The abandonment of technology

Are we working on the right problems?

Right now the Space Shuttle Discovery is in orbit for the last time, and docked with the International Space Station (ISS). On its return to Earth the orbiter will be decommissioned and displayed in the Smithsonian’s National Air and Space Museum. Just two more shuttle flights, Endeavour in mid-April, and Atlantis in late-June, are scheduled before the shuttle program is brought to and end.

Tracy Caldwell Dyson in the Cupola module of the International Space Station
Tracy Caldwell Dyson in the Cupola module of the International Space Station observing the Earth below during Expedition 24 in 2010. (Credit: Expedition 24, NASA)

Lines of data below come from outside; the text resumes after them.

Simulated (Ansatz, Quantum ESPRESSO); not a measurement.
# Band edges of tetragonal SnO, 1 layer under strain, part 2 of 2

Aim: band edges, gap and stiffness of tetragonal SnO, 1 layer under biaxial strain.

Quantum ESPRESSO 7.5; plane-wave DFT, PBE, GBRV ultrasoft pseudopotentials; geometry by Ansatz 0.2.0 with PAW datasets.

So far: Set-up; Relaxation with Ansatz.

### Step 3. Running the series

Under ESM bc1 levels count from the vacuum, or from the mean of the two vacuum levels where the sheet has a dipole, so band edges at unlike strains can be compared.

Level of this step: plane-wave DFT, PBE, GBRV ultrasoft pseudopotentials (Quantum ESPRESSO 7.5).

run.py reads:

Toward the end of last year I came across an interesting post about the abandonment of technology by Cameron Locke. A couple of months later on I read an article by Kyle Munkittrick who argues that the future is behind us, or at least that our current visions of the future are outdated compared the current technology:

The year is 2010. America has been at war for the first decade of the 21st century and is recovering from the largest recession since the Great Depression. Air travel security uses full-body X-rays to detect weapons and bombs. The president, who is African-American, uses a wireless phone, which he keeps in his pocket, to communicate with his aides and cabinet members from anywhere in the world … Video games can be controlled with nothing but gestures, voice commands and body movement. In the news, a rogue Australian cyberterrorist is wanted by world’s largest governments and corporations for leaking secret information over the world wide web; spaceflight has been privatized by two major companies, Virgin Galactic and SpaceX.

I’ve been thinking about these two articles ever since, and Discovery’s last flight brought these thoughts to the front of my mind. On the face of things the two posts espouse very different view points, however the underlying line of argument in both is very similar.

The future is already here and we may be standing at a crucial decision point in our history. Forces are pulling us in both directions. On one hand the rate of technological progress is clearly accelerating, on the other, the resources we have on hand to push that progress are diminishing at an ever-increasing rate. In a world of declining resources, and increasingly unreliable energy supply, you have to wonder whether our current deep economic recession is a sign of things to come. Will the next few decades be a time of economic contraction and an overall lower standard of living?

Big problems, unaddressed

At the 2008 Web 2.0 Expo, Tim O’Reilly argued that there are still big problems to solve and he asked people to go after the big, hard, problems.

And what are the best and the brightest working on? You have to ask yourself, are we working on the right things?

I think Tim was right, and I don’t think much has changed in the last couple of years. I’m worried that we’re chasing the wrong goals, we’re not yet going after the big, hard, problems that Tim was talking about. Solving them might make all the difference.

While not all big problems are related to the space program by any means, the successful first launch of SpaceX’s Falcon 9 rocket last December has given me some hope that some of our best and brightest aren’t just throwing sheep at one another or selling plush toys.

Despite this, I see signs of a growth in pseudo-science, and an inability of even the educated middle classes to be able to tell the difference between it and more trustworthy scientific undertakings. There is also a worrying smugness, almost pride, among many people that they “just don’t understand computers.” While some of us are pushing the boundaries, it appears we may be leaving others behind.

We abandoned the moon, then faster flight. What’s next?

The fastest westbound trans-atlantic flight from London Heathrow to New York JFK was on the 7th of February 1996, by a BA Concorde. It made the journey in just under 3 hours. Depending on conditions, the flight typically takes between 7 and 8 hours on a normal airplane. As a regular on the LHR to SFO and LAX routes, I spend a lot of time unemployed over Greenland. I do sometimes wish it was otherwise.

A few weeks ago I watched an Airbus A380 taxi toward take-off at Heathrow, and I felt a deep sense of shame that as a species we’d traded a thing of aeronautical beauty for this lumbering giant. Despite the obvious technical achievement, it feels like a step backwards.

I’m young enough, if only just, that I don’t remember the Moon landings. However when I was a child my father told me about how, as a younger man, he had avidly watched the broadcast of the Moon landings, and I have a friend whose father was in Mission Control with a much closer view. In the same way I can tell my son that we once were able to cross the Atlantic in just 3 hours, and that once it was possible to arrive in New York before you left London. I do wonder if things go the wrong way — and we enter an age of declining possibilities and narrowing horizons — whether he’ll believe me.